# help with year / model purple in color originally



## scale (Mar 23, 2008)

I have a older bianchi around early to mid ninties...


Ive been trying to figure out what year and what model it is for some time. 

Originally it was purple in color. It is lugged. It has braze on's going down the top of the top tube for the rear brake cable. It has a 1" threaded fork and the wheels are campy omegas although those could have been an later upgrade. 

Anyway.....i have no idea what this could be as far as a model. Any ideas? It appears to have Campy Veloce cranks although...again ...that could be a later upgrade.

700c wheelset.....

shimano 600 compoents....

any ideas? 

Thats about all i know about it. I picked it up at an estate sale.


----------



## lwkwafi (Jan 21, 2006)

I used to have a late 80s Bianchi Limited that was purple. 
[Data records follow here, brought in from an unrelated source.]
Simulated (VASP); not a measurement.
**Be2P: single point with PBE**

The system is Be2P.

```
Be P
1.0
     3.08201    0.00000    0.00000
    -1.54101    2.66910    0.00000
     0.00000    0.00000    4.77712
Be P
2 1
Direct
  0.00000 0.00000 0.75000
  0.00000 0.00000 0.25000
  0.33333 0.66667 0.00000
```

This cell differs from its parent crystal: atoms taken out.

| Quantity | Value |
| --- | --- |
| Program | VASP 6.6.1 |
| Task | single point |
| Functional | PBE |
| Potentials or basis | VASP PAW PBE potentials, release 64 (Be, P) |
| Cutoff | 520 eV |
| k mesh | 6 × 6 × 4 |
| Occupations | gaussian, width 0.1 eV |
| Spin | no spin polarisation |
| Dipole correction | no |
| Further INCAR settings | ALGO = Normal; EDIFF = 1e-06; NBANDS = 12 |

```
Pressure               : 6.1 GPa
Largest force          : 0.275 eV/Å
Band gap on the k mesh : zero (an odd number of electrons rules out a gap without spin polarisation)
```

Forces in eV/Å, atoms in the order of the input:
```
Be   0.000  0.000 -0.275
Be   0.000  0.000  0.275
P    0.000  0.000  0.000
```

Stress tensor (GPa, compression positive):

It hurt a bit to sell it, but it was a tad small. Luckily my friend picked it up and loves it. I happily picked up another steal on ebay for a 87 Trek 560 that was a great teal color. Though I still get some chills thinking of that purple.


----------



## scale (Mar 23, 2008)

cool....im absolutely sure that is the the bike i have here. Hopefully it will be back from the powdercoater soon. 

Nice bikes by the way.


----------



## scale (Mar 23, 2008)

hmm i should ask....where did you get your colored shifter hoods? It would be nice to get some Celeste green ones for my setup. I cant seem to find them in that color anywhere


----------